CHAPTER VIII

Madame dines with the Terrorists Marat and Robespierre, models their figures, and subsequently takes casts of their heads—She visits Charlotte Corday in prison—Death of Curtius—Madame marries—Napoleon sits for his model.

One of the most bloodthirsty of all the red Terrorists was Jean Paul Marat, who was slain in his bath by Charlotte Corday on the 13th of July, 1793.

CHARLOTTE CORDAY

Marat, as a young man, had lived in this country for some time, and was well known to Madame Tussaud through visits he paid to the house of her uncle, Curtius, at 20 Boulevard du Temple.

Immediately after his assassination she was called upon to take a cast of Marat’s head. “They came for me,” she relates, “to go to Marat’s house at once, and to take with me what appliances I needed to make an impression of his features. The cadaverous aspect of the fiend made me feel desperately ill, but they stood over me and forced me to perform the task.” Marat’s model is still to be seen in the Exhibition lying in the bath in which he was stabbed by the heroic young Norman girl.

Charlotte Corday had addressed a letter to Marat stating that she had news of importance to communicate, and when she called he readily admitted her. She amused him with an account of the Deputies at Caen, when he said. “They shall all go to the guillotine.” “To the guillotine!” exclaimed she, and as he took up a pencil to write the names of his intended victims Charlotte plunged a knife into his heart.

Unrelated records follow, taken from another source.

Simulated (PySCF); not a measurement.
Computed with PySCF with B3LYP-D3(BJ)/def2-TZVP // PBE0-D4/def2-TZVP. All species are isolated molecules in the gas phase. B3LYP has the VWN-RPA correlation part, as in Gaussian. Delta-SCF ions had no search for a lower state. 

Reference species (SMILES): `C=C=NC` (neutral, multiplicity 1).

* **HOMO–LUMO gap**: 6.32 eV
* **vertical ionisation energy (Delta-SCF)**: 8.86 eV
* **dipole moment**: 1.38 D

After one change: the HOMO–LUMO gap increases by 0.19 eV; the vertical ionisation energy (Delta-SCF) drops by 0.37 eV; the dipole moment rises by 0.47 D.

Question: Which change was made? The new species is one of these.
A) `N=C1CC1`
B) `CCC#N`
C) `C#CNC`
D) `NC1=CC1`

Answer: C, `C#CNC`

Madame Tussaud afterwards visited Charlotte Corday in the Conciergerie Prison, and described her as tall, well-mannered, and possessed of many graces of character and appearance. The brave young woman, who paid for her avenging act with her life, wrote in a letter to her father that she had done what was right. After the heroine’s death Madame Tussaud obtained a record of Charlotte Corday’s beautiful face.